Monopoly, Cheater-pants edition

I guess it was just a matter of time, given the current tempora, mores, and occupants of high places.

Monopoly Cheater’s Edition will be released this fall with new rules and gameplay elements in which fans are encouraged to actively cheat as part of play, much to the delight of terrible people everywhereCheater Monopoly. This new special edition goes beyond simple themes like its Star Wars-branded sets to introduce an entire new style of play to one of the most popular board games of all time.

“As anyone who’s participated in game night knows, the friendly competition can often get heated,” Hasbro senior vice president Jonathan Berkowitz told Bloomberg. “This means players are looking to bend the rules in their pursuit of game-night glory.”

In addition to the usual Community Chest and Chance cards, 15 different “Cheat Cards” will ask players to surreptitiously carry out sabotage and subterfuge missions throughout the game. If crafty enough to pull them off, successful players will get an infusion of cash or free properties. If caught, players will be forced to fork over money or even end up handcuffed in jail—literally attached to the board by a plastic handcuff. (Source: Bloomberg)

How long do you think those plastic handcuffs are going to last?

But that is, I guess, beside the point. The point is to encourage cheating as a way to make the game more interesting.

Cheats on the “approved” list include stealing from the bank, skipping spaces, moving an opponent’s token, skimping on rent, adding a hotel you didn’t buy to your property, removing someone else’s hotel from their property, moving another player’s token when it’s your turn, and collecting rent from someone else’s property. Assuming none of that gives you an anxiety attack, this game is for you.

I played plenty of Monopoly growing up, and I will be the first to admit that there was occasional cheating going on. $100 palmed from the bank, maybe. Or, a more likely scenario, lending money to someone other than the person who was winning so that they might thwart the person who was winning, which worked out especially well if you were the designated banker.

But the laundry list above?

Rotten to the core.

And I don’t see how it can possibly work.

Unless there are adult beverages being served, how can someone possibly get away with adding a hotel they didn’t buy or, worse, taking a hotel off someone else’s property. And you’re not supposed to notice that someone else cadged the rent on Ventnor or moved your token from Indiana back to Baltic?

Hasbro has removed the requirement for a designated banker, which could make palming the odd $100 and getting away with it a bit more plausible. But the rest of it? No way.

I don’t think that any game of Monopoly Cheater Edition is going to end well.

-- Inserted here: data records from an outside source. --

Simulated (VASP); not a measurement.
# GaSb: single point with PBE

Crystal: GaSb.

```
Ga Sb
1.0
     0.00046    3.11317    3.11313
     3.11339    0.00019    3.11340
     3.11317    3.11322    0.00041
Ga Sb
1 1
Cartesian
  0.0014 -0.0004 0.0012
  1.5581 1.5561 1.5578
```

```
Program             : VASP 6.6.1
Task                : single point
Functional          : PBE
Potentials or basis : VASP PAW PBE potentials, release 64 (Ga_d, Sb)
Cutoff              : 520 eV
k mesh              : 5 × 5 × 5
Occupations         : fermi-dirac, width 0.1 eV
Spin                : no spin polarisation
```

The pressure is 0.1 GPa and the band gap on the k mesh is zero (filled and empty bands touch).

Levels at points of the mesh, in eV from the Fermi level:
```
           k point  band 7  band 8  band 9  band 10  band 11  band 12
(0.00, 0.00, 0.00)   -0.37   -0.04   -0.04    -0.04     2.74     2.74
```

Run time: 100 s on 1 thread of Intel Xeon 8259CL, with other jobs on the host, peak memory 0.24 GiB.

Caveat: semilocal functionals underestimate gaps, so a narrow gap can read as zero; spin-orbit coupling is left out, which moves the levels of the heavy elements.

Even back in the day, when cheating wasn’t encouraged, and relatively rare, more than one round of game play ended with the board being tossed over in a rage – mostly after the designated banker had made a nice little bailout loan to the competition of the person tossing the board over, enabling them to, say, pick up Reading Railroad so they had all four RR’s. Or helping them put up the hotel on Boardwalk or Park Place that they really couldn’t afford.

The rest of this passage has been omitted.